Flexilay Team28 June 20264 min read

For a decade, "pay over time" online meant one thing: buy now, pay later. Get the goods today, owe the balance tomorrow. In 2026 that consensus is cracking. Regulators are bringing BNPL inside the credit tent, the consumer-harm evidence has piled up, and merchants are quietly asking a different question — not "how do we let people borrow to buy?" but "how do we let people pay for things they can actually afford?"

That question has an old answer: layby. The customer reserves an item, pays it off over time, and collects it once it's paid for. No debt, no interest, no credit check. This is our read of where the market is heading in 2026, and why the pay-first model is having a moment.

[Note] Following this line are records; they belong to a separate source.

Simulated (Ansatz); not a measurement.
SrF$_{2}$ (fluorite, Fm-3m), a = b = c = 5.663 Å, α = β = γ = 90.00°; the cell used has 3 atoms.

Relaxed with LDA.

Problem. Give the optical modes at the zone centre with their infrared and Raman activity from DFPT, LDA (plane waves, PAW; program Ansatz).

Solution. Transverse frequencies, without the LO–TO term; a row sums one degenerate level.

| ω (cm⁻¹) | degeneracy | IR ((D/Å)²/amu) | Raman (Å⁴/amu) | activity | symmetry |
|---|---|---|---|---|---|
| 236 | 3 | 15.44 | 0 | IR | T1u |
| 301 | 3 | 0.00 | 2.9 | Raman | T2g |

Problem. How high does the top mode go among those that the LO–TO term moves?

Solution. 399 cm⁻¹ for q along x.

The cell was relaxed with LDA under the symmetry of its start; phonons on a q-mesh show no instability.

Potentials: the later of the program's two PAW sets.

1. BNPL is being regulated like the credit product it is

The defining shift of 2025–26 is regulatory. Buy now, pay later spent years in a gap between "payment" and "credit" — and that gap is closing.

  • Australia. From 10 June 2025, BNPL contracts are regulated as credit under the National Consumer Credit Protection Act, and providers must hold an Australian Credit Licence and run responsible-lending checks (ASIC).
  • United Kingdom. The government and FCA have confirmed BNPL will be brought into FCA regulation, with affordability checks and access to the Financial Ombudsman (GOV.UK).
  • United States. The CFPB moved to treat larger BNPL providers more like credit-card issuers, with dispute and refund obligations (CFPB).

The direction of travel is the same everywhere: if a product lends people money to buy, it gets regulated as lending. For merchants, that means the compliance and reputational questions attached to BNPL are only growing.

2. The debt cost is now well documented

The case for treating BNPL as credit rests on how it affects people. Australia's own regulator put numbers to it: in its review of the industry, ASIC found that around one in five users had missed or were late on a payment, and that some had cut back on essentials — including meals — or taken on additional debt to make their repayments on time (ASIC, Report 672).

That's the quiet downside of "get it now": when payments are detached from whether you can afford the thing, some shoppers end up underwater on purchases they've already taken home. BNPL didn't invent overspending, but the take-now-pay-later shape makes it easy.

Layby inverts the risk. Because the customer pays before they collect, there's no balance to fall behind on and nothing to repossess. The worst case is a cancelled plan and a refund — not a debt.

3. Merchants are rethinking what they put at checkout

Merchants feel this from two directions. First, cost: BNPL merchant fees in Australia commonly run 4–6% of each sale (CreditorWatch) — several times the cost of accepting a card (RBA). Second, brand: as the debt narrative around BNPL hardens, more stores would rather not be the checkout that nudged a customer into borrowing.

The result is a shift back toward what we'd call pay-first pathways — layby, deposits and structured payment plans — where the store offers flexibility without underwriting a loan. It's the same instinct that made layby a fixture of retail for generations, brought up to date for online stores. (If the words trip you up, layby and layaway are the same thing — just different countries' vocabulary.)

4. "Pay-first" is not a step backwards

The old knock on layby was friction: paper cards, manual tracking, a trip back to the shop. That's a software problem, and software has solved it. Modern layby runs the deposit, the schedule, the reminders and the collection automatically, and releases the order the moment the final payment clears.

The genuine layby options for ecommerce are a small but growing field — we keep an honest list of layby payment providers, including how they differ from the BNPL services often mislabelled as layby. The common thread among the real ones: the customer pays before they collect, and nobody takes on debt.

What this means for 2026

Our take: the regulatory squeeze on BNPL isn't the end of flexible payments — it's a reset toward flexible payments that don't create debt. Expect more merchants to offer a pay-first option alongside (or instead of) BNPL, and more shoppers to choose it, especially on higher-value purchases where committing and paying down beats borrowing.

Flexilay is built for that world. Customers reserve an order and pay it off on a schedule that suits them; you keep control of the goods until it's paid; and every payment runs through your own Stripe account, so you're never a lender and never holding someone else's debt. If you want the mechanics, here's how Flexilay works — and why Flexilay isn't BNPL.


A note on this report: the figures above are drawn from public regulatory and industry sources, linked inline. As Flexilay's own dataset grows, we'll fold anonymised platform trends into future editions of the State of LayBy.